Bitcoin software development firm Elliptic claims to have developed what will almost certainly turn out to be a controversial technology: a software program that is able to identify who owns specific wallets. Using machine learning, the company’s tool can skim through the web and dark web, monitoring activity coming from a single wallet, and making highly accurate guesses on who that wallet belongs too.
Elliptic claims that it has been developing this technology in an effort to aid traditional banks who want to become involved with bitcoin. While regulations vary from country-to-country, banks are generally required to track where money comes from and where it is going, in order to discourage and prevent criminal activity.
These tracking burdens have discouraged traditional banks from getting involved in Bitcoin due to the difficulty of tracking bitcoin transactions, or at least tracking them with a high-degree of specificity. If a bank user were to use bitcoin to launder money or engage in illegal activities, the bank could find itself in serious legal trouble.
Bitcoin transactions have always been highly transparent due to the public ledger. Every single transaction is tracked and monitored by the larger community through the block chain. Yet the block chain itself is hidden behind a sort of “veil of anonymity” and the actual identities of bitcoin users and the locations of their wallets is largely hidden.
This anonymity has been among the most appealing features for many bitcoin users. Bitcoin offers a relatively safe, government and central bank free banking experience that allows people to manage their finances anonymously. For libertarians and many more, this anonymity is a godsend.
If Elliptic’s technology delivers on its promise, the company could enable traditional banks to get involved in bitcoin, and could lead to more mainstream adoption. As Tom Robinson, Elliptic’s cofounder says, the technology could be a “game changer for the institutionalisation of bitcoin.” This would help propel bitcoin towards full mainstream adoption.
The company is planning to launch an API later this year, which will make it easy for banks to easily attach Elliptic’s software to their own systems. Representatives for the company claim that approximately five banks have already signed up for the API, though the representative would not disclose which banks in specific.
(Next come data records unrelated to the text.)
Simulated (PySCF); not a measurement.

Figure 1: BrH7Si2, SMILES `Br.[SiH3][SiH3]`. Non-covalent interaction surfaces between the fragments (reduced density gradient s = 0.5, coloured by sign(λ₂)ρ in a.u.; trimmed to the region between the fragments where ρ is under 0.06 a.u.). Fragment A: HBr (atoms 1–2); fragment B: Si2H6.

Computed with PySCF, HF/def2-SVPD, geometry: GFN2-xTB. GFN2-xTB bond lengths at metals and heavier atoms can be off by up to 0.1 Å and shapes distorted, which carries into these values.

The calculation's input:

While the technology may be well-received by banks, it will likely be met with a cold shoulder, or even outright disdain, by traditional bitcoin users. Bitcoin has become a global favorite because it allows for anonymous transactions and the protection of privacy. If Elliptic’s software delivers on its promises, government agencies and others will now be able to quickly and easily trace bitcoin transactions to specific people.
Representatives for the company claim that it did not develop its technology in order to be intrusive, but given how the technology works and what the outcomes are, it’s difficult to argue that the technology is anything but.
So far the technology has not been shown in public, so the company’s claims cannot yet be verified. It is possible that the company is exaggerating the accuracy and capability of the bitcoin tracking technology, and also possible that work-arounds could protect people looking to remain anonymous.